Pillow Talk

It is easier to incorporate someone’s lifestyle into another's if they are similar to begin with. But differences inevitably show up. For example, sometimes one party of a relationship partakes in a certain recreational plant and the other does not.

This is a big difference. A lot can be inferred about someone based on if they smoke weed or not. And a lot of those inferences put stoners as being incompatible with squares.

Stoners tend to see squares as unable to relax, too concerned with how they are perceived and close minded. Squares tend to see stoners as lazy, irresponsible and blind to the consequences of their actions.

Even as people and society mature past these binary beliefs, these assumptions stick around in our subconscious. Even in a loving, long-term relationship between a stoner and a square, it can be hard to move past these assumptions.

The issue can bring up insecurities, especially for the square. It can make that person wonder if they are cool enough for their partner, or if their partner will eventually choose weed over them.

On the stoner’s end, they can be faced with judgment and a sense of moral righteousness from their partner. They might feel like they have to hide a part of their life. In the end, one partner smoking while the other does not is only one lifestyle difference — one of countless, that has to be reconciled with in order to make a relationship work. In my relationship, it has been harder reconciling our different beliefs on “Family Guy” than on smoking pot.

This issue can be treated just like any other major difference. Both individuals should respect the choices of their partner. If they do not, there really is no point in continuing the relationship.

The stoner should respect their partner’s choice to not smoke and should never pressure them into it. Generally, you should never pressure your partner into doing anything they are uncomfortable with. If you ask your partner if they want to smoke and they decline, drop it. Do not try to convince them or continue to ask them. Just respect their decision and trust that if they change their mind, they will tell you.

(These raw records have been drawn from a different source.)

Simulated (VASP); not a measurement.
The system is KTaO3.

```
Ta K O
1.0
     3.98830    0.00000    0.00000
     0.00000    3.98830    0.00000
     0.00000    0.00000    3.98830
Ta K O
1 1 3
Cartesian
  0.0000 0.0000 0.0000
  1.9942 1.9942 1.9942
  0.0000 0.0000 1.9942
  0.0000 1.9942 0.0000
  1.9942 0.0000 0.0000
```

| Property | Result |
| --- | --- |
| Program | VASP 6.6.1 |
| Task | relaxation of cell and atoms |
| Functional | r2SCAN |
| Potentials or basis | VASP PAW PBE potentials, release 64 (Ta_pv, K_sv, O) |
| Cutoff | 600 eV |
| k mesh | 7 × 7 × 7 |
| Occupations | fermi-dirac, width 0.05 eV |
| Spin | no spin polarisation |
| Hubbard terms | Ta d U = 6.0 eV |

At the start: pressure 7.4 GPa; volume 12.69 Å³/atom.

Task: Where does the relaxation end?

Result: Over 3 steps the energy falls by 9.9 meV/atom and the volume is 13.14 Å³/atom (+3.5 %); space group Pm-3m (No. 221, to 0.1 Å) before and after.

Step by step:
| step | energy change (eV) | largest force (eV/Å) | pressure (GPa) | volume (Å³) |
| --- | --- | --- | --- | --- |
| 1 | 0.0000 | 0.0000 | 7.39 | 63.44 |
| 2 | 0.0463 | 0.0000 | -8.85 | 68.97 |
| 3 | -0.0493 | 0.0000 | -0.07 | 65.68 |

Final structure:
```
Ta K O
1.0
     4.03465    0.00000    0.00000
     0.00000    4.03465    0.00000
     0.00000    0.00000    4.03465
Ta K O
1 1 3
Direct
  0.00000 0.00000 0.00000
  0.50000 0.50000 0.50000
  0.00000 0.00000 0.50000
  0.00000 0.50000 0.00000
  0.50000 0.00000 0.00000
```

Squares should respect their partner’s choice to smoke. Understand that they have already weighed the costs and made their choice. If a square does not want their partner to smoke around them, they should say so and the couple should work together to set up boundaries. Because my partner and I have talked about and worked through our different beliefs on weed, we have a stronger relationship. It is just as good, if not better than if we were the same.

So, go talk about your true feelings and then go blaze it.